AFDW molds newest enlisted leaders at 2018 Chiefs’ Orientation Course

  • Published
  • By Master Sgt. Amaani Lyle
  • Air Force District of Washington Command Information
Thirty-nine of the national capital region’s newest eight-stripers and selects gathered at the Gen. Jacob E. Smart Center here March 12 for the 2018 Air Force District of Washington Chiefs’ Orientation Course.

The week-long, immersive professional development opportunity included a spectrum of speakers who candidly addressed critical issues facing today's Air Force in order to help transition the chiefs into their new leadership roles.

Chief Master Sgt. Melanie Noel, AFDW command chief, emphasized that the course provides information and tools designed to prepare the chiefs to lead Airmen at all levels of command.

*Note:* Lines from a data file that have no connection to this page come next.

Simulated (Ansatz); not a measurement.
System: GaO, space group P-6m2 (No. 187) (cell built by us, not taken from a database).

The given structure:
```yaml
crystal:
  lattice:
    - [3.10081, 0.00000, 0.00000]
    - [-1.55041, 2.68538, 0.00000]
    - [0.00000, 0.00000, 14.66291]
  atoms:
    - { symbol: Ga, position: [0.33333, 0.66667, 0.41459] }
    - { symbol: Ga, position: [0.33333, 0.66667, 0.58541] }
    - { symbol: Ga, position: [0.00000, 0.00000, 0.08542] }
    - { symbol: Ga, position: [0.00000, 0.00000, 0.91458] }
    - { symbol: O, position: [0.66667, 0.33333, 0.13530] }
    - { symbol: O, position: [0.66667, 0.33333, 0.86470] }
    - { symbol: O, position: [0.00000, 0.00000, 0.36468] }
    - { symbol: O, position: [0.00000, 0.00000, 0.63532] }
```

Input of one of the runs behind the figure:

As the top one percent of the Air Force, the role of chief, she asserted, cannot be understated.

“Chiefs set the tone for the entire enlisted force when it comes to the importance of the mission, professionalism on the job, and combining the two to take care of people to ensure that the mission is complete,” Noel said.

Chief Master Sgt. John Payne, AFDW first sergeant, said in addition to grasping the significance of the one percent, the chiefs and chief-selects must view their new role as both an opportunity and responsibility to create the future “one-percenters.”

“The biggest advantage of being a part of AFDW versus everybody else is that it’s truly unique, worldwide, and gaining an understanding of what our mission brings is something they’ll take away over these next five days,” Payne said as the course began.

Of note, senior leadership speakers included Chief Master Sgt. of the Air Force Kaleth O. Wright and Command Sgt. Maj. John Wayne Troxell, Senior Enlisted Advisor to the Chairman of the Joint Chiefs of Staff. Each emphasized the importance of gauging the pulse of the force and being amenable to new ideas, innovation and feedback from all ranks.

Wright, in particular, conveyed to the chiefs the importance of self-care as a prerequisite to helping others.

“I just want you to feed your mind … you cannot pour into others if you don’t pour into yourself,” the chief said. “I like to learn, I like to grow and I want you to do the same as chiefs. You’ve arrived at the starting line, not the finish line, so there’s a lot more work to do on you.”

According to Master Sgt. Clayton Greenwell, who along with Tech. Sgt. Holly Mason, was a course coordinator, initial planning began in September 2017 and involved contact with more than 80 chief-selects, coordination with 19 briefers, billeting for 16 traveling participants, and 40-plus hours of activities and panels. “There are a lot of great leaders and mentors ready to serve our newly-selected chiefs.”

Chief Master Sgt. Harold Kruger, 811th Operations Group, said the orientation helped him and fellow course attendees further finesse their leadership philosophies.

“My takeaway this week is to refocus your effort on what matters and what you bring to the Air Force, the mission, and America,” Kruger said. “The collection of experiences, data, and wisdom of others here has evoked ideas we’ve had before and brought them to the surface from a different vantage point.”

After an array of mentor- and facilitator-led activities including tours to the Air Force Honor Guard and National Archives, rounding out the course March 16 is the hallowed Medallion Ceremony at Joint Base Anacostia-Bolling, D.C. The evening event is designed to help seasoned chiefs and other leaders identify and honor the newest holders of the rank.

“It’s probably the most personal moment,” Payne said, “and if they’re able to embrace that moment it carries a lot more value.”

Maj. Gen. James A. Jacobson, AFDW commander, said throughout his 27-year career he’s been asked to officiate a number of promotions and even a few retirements, but perhaps the event for which he takes most pause is the selection to chief. “I think in some ways it’s the most influential position in our United States Air Force,” the general said. “I had some great chiefs mentoring me but I never understood the power of the chief until I actually got to watch [them] from a wing commander’s standpoint get work done.”